The premium is the amount the buyer of the option pays for the option, and it represents the maximum profit the seller of the option can realize.

The option seller will be obligated to sell shares to the option holder if the call option is exercised or buy them in the case of the exercise of a put option. They can face a significant risk of loss.

For example, if a call option for 100 shares of a stock is exercised at the strike price of $10 per share, the option seller needs to furnish those 100 shares to the option holder. If they own the shares (a covered call), they would transfer the shares to the option buyer. If they don’t own the shares, they will need to go into the market, buy the 100 shares at the market price and furnish them to the option holder.

How options are traded

Options are traded on exchanges like the Chicago Board Options Exchange (CBOE). Options trade as contracts, with one contract covering 100 shares of the underlying stock or other security (exchange-traded funds, etc.).
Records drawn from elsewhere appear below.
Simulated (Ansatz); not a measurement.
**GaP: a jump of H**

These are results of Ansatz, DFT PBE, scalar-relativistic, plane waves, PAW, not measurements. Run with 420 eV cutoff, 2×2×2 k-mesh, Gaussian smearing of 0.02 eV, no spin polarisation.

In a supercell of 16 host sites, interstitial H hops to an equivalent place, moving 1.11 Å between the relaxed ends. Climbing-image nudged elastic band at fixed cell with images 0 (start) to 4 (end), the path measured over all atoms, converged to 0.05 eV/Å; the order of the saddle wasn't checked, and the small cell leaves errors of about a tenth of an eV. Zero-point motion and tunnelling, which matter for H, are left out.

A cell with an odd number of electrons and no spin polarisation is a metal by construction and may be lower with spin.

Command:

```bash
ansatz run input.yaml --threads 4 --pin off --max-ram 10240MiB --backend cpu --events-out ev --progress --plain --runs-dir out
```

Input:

The price you would pay for an option (or would receive if selling one) — the premium — has two components. The intrinsic value is the difference between the strike price and the market value of the underlying stock. The time component has to do with other factors, including the time until the option expires and the volatility of the stock. The price of the option contract will fluctuate based on these factors.

Three common options trading strategies

The long call is an options strategy in which the investor buys a call option with a strike price below their expectations for the stock’s price. They then can exercise the option and buy the stock at a below-market price if they are correct (and the option hasn’t expired).

In a covered call, the investor sells a call option at a strike price above the current price of the stock they own. If the stock remains below the strike price, they keep both their shares and the premium they earned when selling the option. If the stock surpasses the strike price, the investor will lose their shares but keep the option premium.

The long put is a bet on the decline of the price of the stock. The investor buys a put option. If the stock price falls to a level below the strike price, the investor may sell shares at the strike price. For example, if the strike price is $50 per share and the stock falls to $30 per share, the investor makes $20 per share, less the cost of the option. If the stock price is above the strike price, then the option will expire worthless and the investor is out the cost of the options.

Pros and cons of options trading

Here are some pros of options trading:

  • Options trading generally requires less of an investment than buying the shares of the underlying stock outright.
  • For option buyers, the maximum downside risk is the amount paid for the option. If it expires worthless, that is the extent of your loss.
  • Buying and selling options can provide relatively large gains for a relatively small investment.

Some cons of options trading include the following:

  • Like any other trading endeavor, successful option traders take the time to master what they are doing. That means it might not be the right path for “dabblers.”
  • Option sellers can lose a great deal of money if the stock moves drastically away from the strike price. You have virtually unlimited liability to provide shares for a call option buyer or to buy shares from a put option buyer.
  • Options come with a time limit. If the stock doesn’t move in a direction that benefits the option trader, the option can expire worthless.

How stocks and options are similar (and different)

Trading options has some similarities to trading stocks, including:

  • Success in both endeavors will be related to accurately picking the right stocks to focus on and the direction the stocks will move.
  • Choosing the right stocks and their underlying options to trade takes research and an understanding of the markets.

There are differences to be aware of, however:

  • Investing in stocks can be a long- or short-term endeavor. Options, by their nature, have a short-term focus.
  • Options are a “bet” on the movement of a stock and are short-term by nature.

While there are no hard-and-fast profiles of a typical stock or option investor, here are some common traits:

  • Stock investors typically will look at the fundamentals of the company as well as the relative price of the shares compared to their historical levels. Stock investors are interested in the price of the shares as well as the performance of the company. Stock investors may be short-term traders or long-term investors.
  • Options require less money than the shares of the underlying stock. Options traders often are those who want to profit from the price movement of a particular stock without having to own the stock itself.
  • It is common for investors to utilize both stocks and options. As an example, an investor who owns a stock might write options as way to make some additional money from the stock. Or they might purchase a put option to hedge against a drop in the stock’s price. There are many strategies investors can use that combine owning stocks and trading options to enhance their overall investing returns.

Bottom line

Investing in stocks and trading options are not mutually exclusive. In fact, options can be used as a method to complement your stock trading activities. Call options can be a way to speculate on the price of particular stock without having to commit the capital to buy the shares. Conversely, put options can be a good way to hedge against a drop in the price of a stock in which you currently hold shares.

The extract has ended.